Shape of app_labels.csv: (459943, 2)

Sample data of app_labels.csv:
                app_id  label_id
0  7324884708820027918       251
1 -4494216993218550286       251
2  6058196446775239644       406

Datatypes of app_labels...
app_id      int64
label_id    int64
dtype: object

Let's check the range of label_id and convert it to a smaller datatype if the range is small.

In [31]:

print('label_id.min: {0}\nlabel_id.max: {1}'.format(app_labels.label_id.min(), app_labels.label_id.max()))

label_id.min: 2
label_id.max: 1021

int16 is good enough for this range. Let's change the type.

In [33]:

app_labels['label_id'] = app_labels['label_id'].astype(np.int16)
print('Datatype of label_id: {0}'.format(app_labels.label_id.dtype))

Datatype of label_id: int16

label_categories.csv

In [29]:

label_categories = pd.read_csv('../Data/label_categories.csv')
print('\nShape of label_categories.csv: {0}\n'.format(label_categories.shape))
print('Sample data of label_categories.csv:\n{0}'.format(label_categories.head(3)))
print('\nDatatypes of label_categories...\n{0}\n'.format(label_categories.dtypes))
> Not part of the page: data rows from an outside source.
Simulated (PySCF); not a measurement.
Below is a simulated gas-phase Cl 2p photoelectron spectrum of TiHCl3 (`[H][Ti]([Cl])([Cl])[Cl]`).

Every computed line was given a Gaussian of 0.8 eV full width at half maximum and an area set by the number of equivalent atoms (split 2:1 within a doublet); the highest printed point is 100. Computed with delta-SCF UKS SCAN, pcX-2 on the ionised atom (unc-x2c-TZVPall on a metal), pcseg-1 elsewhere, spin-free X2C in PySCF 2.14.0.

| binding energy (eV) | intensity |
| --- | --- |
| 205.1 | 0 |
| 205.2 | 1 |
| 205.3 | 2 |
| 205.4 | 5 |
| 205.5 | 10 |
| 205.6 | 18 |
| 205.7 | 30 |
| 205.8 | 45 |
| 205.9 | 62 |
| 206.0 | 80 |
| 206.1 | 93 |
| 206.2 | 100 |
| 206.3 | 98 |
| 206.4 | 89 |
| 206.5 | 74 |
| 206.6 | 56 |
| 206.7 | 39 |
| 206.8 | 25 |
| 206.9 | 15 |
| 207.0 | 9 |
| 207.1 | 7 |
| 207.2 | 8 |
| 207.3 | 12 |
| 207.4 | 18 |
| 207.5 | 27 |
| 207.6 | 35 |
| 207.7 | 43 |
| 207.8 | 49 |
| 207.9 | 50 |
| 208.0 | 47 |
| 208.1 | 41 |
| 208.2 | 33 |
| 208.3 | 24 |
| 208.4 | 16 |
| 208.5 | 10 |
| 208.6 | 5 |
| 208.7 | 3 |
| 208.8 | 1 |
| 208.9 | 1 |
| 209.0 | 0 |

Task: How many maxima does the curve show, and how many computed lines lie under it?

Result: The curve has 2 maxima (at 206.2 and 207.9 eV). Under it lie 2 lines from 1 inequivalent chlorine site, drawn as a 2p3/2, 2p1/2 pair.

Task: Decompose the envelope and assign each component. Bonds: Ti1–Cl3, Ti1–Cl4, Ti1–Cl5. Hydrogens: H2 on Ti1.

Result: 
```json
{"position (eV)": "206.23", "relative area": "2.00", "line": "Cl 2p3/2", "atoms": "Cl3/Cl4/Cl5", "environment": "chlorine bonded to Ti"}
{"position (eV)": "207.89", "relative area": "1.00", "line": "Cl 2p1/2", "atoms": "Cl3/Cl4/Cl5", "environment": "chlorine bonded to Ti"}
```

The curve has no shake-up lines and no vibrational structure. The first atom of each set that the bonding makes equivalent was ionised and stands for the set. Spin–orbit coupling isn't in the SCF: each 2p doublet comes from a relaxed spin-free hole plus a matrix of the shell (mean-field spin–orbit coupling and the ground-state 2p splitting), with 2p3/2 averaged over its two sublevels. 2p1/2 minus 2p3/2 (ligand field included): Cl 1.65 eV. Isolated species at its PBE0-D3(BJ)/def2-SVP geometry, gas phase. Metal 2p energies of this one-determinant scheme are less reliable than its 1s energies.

Shape of label_categories.csv: (930, 2)

Sample data of label_categories.csv:
   label_id          category
0         1               NaN
1         2    game-game type
2         3  game-Game themes

Datatypes of label_categories...
label_id     int64
category    object
dtype: object

Let's convert label_id to int16 type as we did in the previous table. Looks like there are some missing values in 'category' column. We can impute them if and when needed. For now we will let them be.

In [34]:

label_categories['label_id'] = label_categories['label_id'].astype(np.int16)
print('Datatype of label_id: {0}'.format(label_categories.label_id.dtype))

Datatype of label_id: int16

Data Preprocessing Summary¶

There wasn't much preprocessing required for this dataset, since it the dataset is pretty simple and well formed. The few things that we did are...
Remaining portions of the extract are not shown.